Picker reportedly died at his home in New York. He was 87.
THR credits Picker with bringing James Bond, the Beatles and Steve Martin to the movies. He was just 38 years old when he became president and chief operating officer of United Artists in 1969, and later ran both Paramount and Columbia.
“In 1956, having graduated from Dartmouth College and served in the U.S. Army, Picker got a job at UA in the advertising and publicity department,” THR reports. “Two years later, he was made assistant to head of production Max Youngstein, and when Youngstein left the company in 1962, Picker was elevated to his position.”
He immediately began to make major contributions to the company’s success.

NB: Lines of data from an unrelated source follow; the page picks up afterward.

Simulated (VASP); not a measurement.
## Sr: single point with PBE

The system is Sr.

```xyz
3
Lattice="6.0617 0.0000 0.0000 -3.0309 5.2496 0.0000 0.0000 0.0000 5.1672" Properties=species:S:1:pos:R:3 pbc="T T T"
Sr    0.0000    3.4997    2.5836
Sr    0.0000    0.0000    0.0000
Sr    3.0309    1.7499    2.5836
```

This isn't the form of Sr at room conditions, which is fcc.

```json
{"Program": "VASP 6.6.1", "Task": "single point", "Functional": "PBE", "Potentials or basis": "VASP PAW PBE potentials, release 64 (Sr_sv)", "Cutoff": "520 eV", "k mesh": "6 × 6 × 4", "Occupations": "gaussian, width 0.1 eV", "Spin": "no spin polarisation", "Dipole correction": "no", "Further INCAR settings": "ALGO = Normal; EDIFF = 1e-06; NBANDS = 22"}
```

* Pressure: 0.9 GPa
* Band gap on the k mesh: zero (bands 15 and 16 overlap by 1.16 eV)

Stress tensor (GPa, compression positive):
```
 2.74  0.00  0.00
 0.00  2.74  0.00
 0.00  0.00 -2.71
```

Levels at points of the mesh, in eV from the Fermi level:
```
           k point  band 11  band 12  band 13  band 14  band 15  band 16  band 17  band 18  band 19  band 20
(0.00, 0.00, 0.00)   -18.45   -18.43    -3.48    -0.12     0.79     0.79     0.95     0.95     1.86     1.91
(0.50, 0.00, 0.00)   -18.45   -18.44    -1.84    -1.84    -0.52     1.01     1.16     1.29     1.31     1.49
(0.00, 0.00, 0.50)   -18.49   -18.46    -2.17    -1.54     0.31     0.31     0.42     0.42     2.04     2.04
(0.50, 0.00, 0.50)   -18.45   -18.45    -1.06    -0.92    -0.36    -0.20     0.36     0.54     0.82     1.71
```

“Seeking a property for Alfred Hitchcock, he acquired the rights to Ian Fleming’s James Bond novels and fought for Sean Connery to star in the first adaptation, 1962’s ‘Dr. No,’ which was ultimately directed by Terence Young and spawned a franchise that continues to draw masses — and bear the UA name — to this day,” THR notes.
Picker later recommended that UA make “a low-budget documentary” about the young British band the Beatles, THR reports. The project became 1964’s “A Hard Day’s Night.”
After leaving Paramount in 1979, Picker returned to independent producing with Carl Reiner’s “The Jerk,” which made a movie star of Steve Martin.